Fact Caching Revisited

Greetings,

I know it has been attempted before and is still slated for the future, but I recently needed fact caching in my personal use of Ansible. I leveraged the work that was already done to fix the bugs that were present and complete a handful of working caching backends: redis, memcached, and a simple file backend. I have been using them in my environments for a couple of weeks now (mostly redis, but testing the others as well), and haven’t had any issues. I am still extremely new to Ansible, and basically only have enough knowledge of the internals to implement the aforementioned functionality. That said, I figured I’d re-open discussion on this topic here before submitting a pull request. I’ve included a link here and below to a feature branch diff against the devel branch for review. Things of note:

  1. Only SETUP_CACHE is leveraging caching backends. VARS_CACHE is untouched as I’m not quite sure I understand the use-case behind caching play variables between playbook executions.
  2. Caching backends have a base class they should extend to ensure the API is properly implemented. All the heavy lifting is done by each caching backend.
  3. Given the existing usage of SETUP_CACHE (eg: dictionary based access), caching backends must be able to return the keys that are being held in cache. There are various ways of doing that can be seen in the diff. Redis is perhaps the most interesting and optimal since it allows usage of sorted sets.
  4. All unit tests pass and the sample playbooks noted as issues in the previous threads are not present. I haven’t had time recently to do so, but I’ll work on running the integration tests as well.
    Hopefully I’m not encroaching on any plans of major refactoring for fact caching since I know it’s been in the pipeline for awhile. I don’t have any strong opinions on the matter, but I figured that I would make what I’ve done available in the event it might be useful.

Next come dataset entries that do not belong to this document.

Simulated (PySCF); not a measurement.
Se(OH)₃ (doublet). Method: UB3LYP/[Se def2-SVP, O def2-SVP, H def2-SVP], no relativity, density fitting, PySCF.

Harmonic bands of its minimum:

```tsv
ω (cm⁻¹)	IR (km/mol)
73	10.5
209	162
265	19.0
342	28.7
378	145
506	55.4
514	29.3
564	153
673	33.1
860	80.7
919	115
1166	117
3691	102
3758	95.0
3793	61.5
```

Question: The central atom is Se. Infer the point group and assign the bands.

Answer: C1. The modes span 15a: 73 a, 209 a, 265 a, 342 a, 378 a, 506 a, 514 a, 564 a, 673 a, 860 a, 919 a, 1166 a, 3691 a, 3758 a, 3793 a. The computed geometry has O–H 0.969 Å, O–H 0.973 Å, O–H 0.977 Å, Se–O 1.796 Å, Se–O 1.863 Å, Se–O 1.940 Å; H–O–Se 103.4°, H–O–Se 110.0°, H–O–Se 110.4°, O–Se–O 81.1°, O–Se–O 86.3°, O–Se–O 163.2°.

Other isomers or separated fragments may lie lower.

Diff for Fact Caching Feature Branch: https://github.com/joshdrake/ansible/compare/feature/fact_caching?expand=1&w=1

While I appreciate the interest, fact caching will need to have very rigid design requirements so we are unlikely to take a pull request on it at this time.

Ultimately I see this happening as a combination of a callback plugin to intercept facts, and a vars plugin to provide them.

And it will need to be optimized for database usage.

To elaborate: the vars_plugin theoretically could be returned via a specialized inventory plugin. It’s more efficient to do so for small numbers of hosts. But there are dangers - lots of accesses, if not lazily done, could bog down the system immensely, and make it intractable for large numbers of hosts.

I’m worried about that.

If we have a playbook of 10,000 systems, and we have 50 tasks in that playbook, and -f 200, how does Redis hold up, etc.

Anyway, more of a topic for ansible-devel really.

Let me reverse my earlier logic here - with something like Redis, this is probably 100% fine.

We need to put this in queue, so please send us a PR.

We can test it out to see how it does, databases may be hard, but Redis is not.

Let me know and we can put this through it’s paces.

I think with the initial there may be cache invalidation logic that needs overhaul, so we’ll have to just be really careful about it.

Ergh, meant to submit this to ansible-devel, sorry about that. Anyway, I definitely agree that some potential backends (eg: SQL database) might not be suited for the type of workload here, but that redis should perform well in any conceivable use-case. I’ve submitted a pull request #8203 (https://github.com/ansible/ansible/pull/8203) for continuing the discussion.

Thanks, this should be pretty easy to test out and benchmark.

I’m classifying this as P2 so we can get it some attention earlier.